5 Things You Should Know Before Visiting Turkey
Turkish visa is very easy to obtain for many countries. First, do not forget to check if your passport needs a Turkish visa on official site of Visa Information for Foreigners. Sometimes the entrance of Turkish borders might be very crowded and the approval processes might work slowly. In order to avoid the queue after landing, you can easily obtain your e-Visa through Electronic Visa Application System. Take a print-out before you travel and see how a sheet of paper can save you a lot of time.
Turkish Lira is in use as local currency in Turkey, shortly TL within the country and TRY for international money abbreviation. Buying Turkish Lira in your own country before you travel might be expensive. However, you can change US Dollars or Euro everywhere in Turkey without any hassle. As you may guess, you can get better exchange rates in the city center, while change offices in Airports would certainly offer higher rates. Most of the change offices do not get a commission. Another good option for having money is to withdraw from ATMs, as they are at each corner in big cities and you can even find at least 1-2 ATMs in small towns. Credit cards are widely used throughout the whole country, which means that you can pay with credit card even in small shops.
Turkey has 3 mobile operators: Turkcell, Vodafone and Avea. If roaming is available on your mobile phone, you will connect automatically one of those. It is hard to say that roaming prices are reasonable since Turkey is not in EU and it is considered as "other countries". According to the new law passed by Turkish Government in 2012, foreign mobile phones with Turkish SIM cards must be registered with their IMEI number to tax offices, with a payment around 56USD/41EUR. Unregistered mobile phones are subject to get blocked between 5-14 days. In order to avoid all these hassle for staying connected while you are in Turkey, you can take a look at the solution Alldaywifi.com is offering: renting a mobile wifi during your stay for a better price than a SIM card.
Turkey is a rather cheap country comparing to big cities in Europe or US. As you see photos of Grand Bazaar, Spice Bazaar and street markets before you go, you can easily imagine that shopping in Turkey is a great fun! The famous bazaars are not only touristic, but also they are native shopping centers for all locals around the city. This makes Istanbul twice interesting for visitors. Although Grand Bazaar and Spice Bazaar are also usual, daily and attractive markets for locals to go shopping, you should not expect to be offered the same prices as locals are. Like you would have noticed from the prior sentence, there is no price labels in the shops! This makes possible to bargain the prices everywhere except supermarkets. :) If you would like to negotiate and deal, Istanbul Bazaars will be a heaven for you. Moreover, if you feel shy about it, you will be an angel for shopkeepers. Keep always in mind that if you are a good negotiator, you can reduce the price as low as 50% at a shopping in Grand Bazaar.
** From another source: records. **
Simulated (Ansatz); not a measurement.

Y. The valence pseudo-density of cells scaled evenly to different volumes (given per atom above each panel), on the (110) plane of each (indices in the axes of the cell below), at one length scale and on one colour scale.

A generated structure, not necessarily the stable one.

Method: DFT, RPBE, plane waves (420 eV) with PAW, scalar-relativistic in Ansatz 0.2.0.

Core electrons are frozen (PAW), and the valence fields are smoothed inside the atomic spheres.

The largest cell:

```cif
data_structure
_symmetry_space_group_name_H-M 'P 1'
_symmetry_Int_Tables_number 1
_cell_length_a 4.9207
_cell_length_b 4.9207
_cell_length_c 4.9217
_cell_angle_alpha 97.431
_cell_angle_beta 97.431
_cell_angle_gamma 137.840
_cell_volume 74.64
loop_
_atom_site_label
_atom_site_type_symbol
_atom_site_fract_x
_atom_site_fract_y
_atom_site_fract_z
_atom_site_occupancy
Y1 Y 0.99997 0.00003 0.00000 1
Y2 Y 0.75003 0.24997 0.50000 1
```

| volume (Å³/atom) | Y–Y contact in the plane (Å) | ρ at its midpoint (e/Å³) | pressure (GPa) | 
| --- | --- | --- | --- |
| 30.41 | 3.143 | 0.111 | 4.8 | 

Turkey is mainly a country with islamic population. Statistically, 99% of the Turkish people are muslim on formal documents. Not all but some of the women cover their heads with a headscarf. As you may guess, it is less in big cities and has a bigger proportion in smaller towns in Anatolia. As a tourist, you do not need to worry about your clothing in most touristic places. Even in small villages, people are very friendly towards foreigners and they are always open to communication (at least they try). The only thing you should know is that you have to wear something which covers your knees and women have to cover their hair with a headscarf when visiting religious buildings and places. If you are planning to visit several mosques on a day, it is clever to have a scarf with you. Even if you forget to bring one with you, there is some scarves to borrow at the entrance of most important mosques for visitors.